The Series I U.S. Savings Bond is an inflation-indexed Treasury security backed by the full faith and credit of the U.S. government. These bonds earn interest monthly and mature in 30 years. Interest on I bonds is reset every six months. The I bond rate is a composite of two components, one of which can make it appear as though your bonds’ official interest rate is zero when you actually are receiving interest.
One component of the composite I bond interest rate is a fixed interest rate that never changes during the life of the bond. The fixed interest is set every May 1 and Nov. 1 by the Treasury, based on an undisclosed set of economic indicators. It applies to all I bonds sold for the six months after the rate was set. Since Nov. 1, 2010, the Treasury has kept the fixed rate at zero percent. If you are looking at only the fixed interest rate component of your I bonds, you see a zero percent interest rate.
But the zero fixed rate is misleading, because Series I bonds also have a second component in their composite interest rate. This is a variable interest rate. It changes every six months in line with inflation as measured by the consumer price index for urban areas. This rate normally is a positive number, meaning your bond is actually paying interest.
Composite Rate Formula
The composite rate is figured by adding together the fixed rate, plus twice the six-month inflation rate, plus the product of the fixed rate times the six-month inflation rate. Since the fixed rate went to zero in November 2010, I bonds have simply been paying interest equal to twice the increase in the six-month consumer price index for urban areas. As of Nov. 1, 2012, I bonds have paid 1.76 percent interest. This is double the Nov. 1 inflation rate of 0.88 percent in the consumer price index for urban areas.

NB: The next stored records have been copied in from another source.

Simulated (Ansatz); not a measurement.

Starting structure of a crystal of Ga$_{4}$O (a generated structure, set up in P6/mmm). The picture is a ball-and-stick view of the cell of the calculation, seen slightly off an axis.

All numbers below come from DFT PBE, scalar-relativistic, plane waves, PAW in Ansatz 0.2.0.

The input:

The fixed-rate component of I bonds has varied widely since these securities were first issued in September 1998. The fixed rate reached its peak of 3.6 percent on May 1, 2000, and gradually declined from there to zero percent. Although the fixed rate is zero, your bond will actually pay interest so long as the change in the consumer price index for urban areas is greater than zero. If deflation put this index into negative territory, your I bond would stop paying interest for a time. Interest payments on I bonds actually stopped between May and November 2009, when the index was a negative 2.78 percent while the fixed rate was only 0.1 percent. An I bond will never pay a negative interest rate that reduces the principal.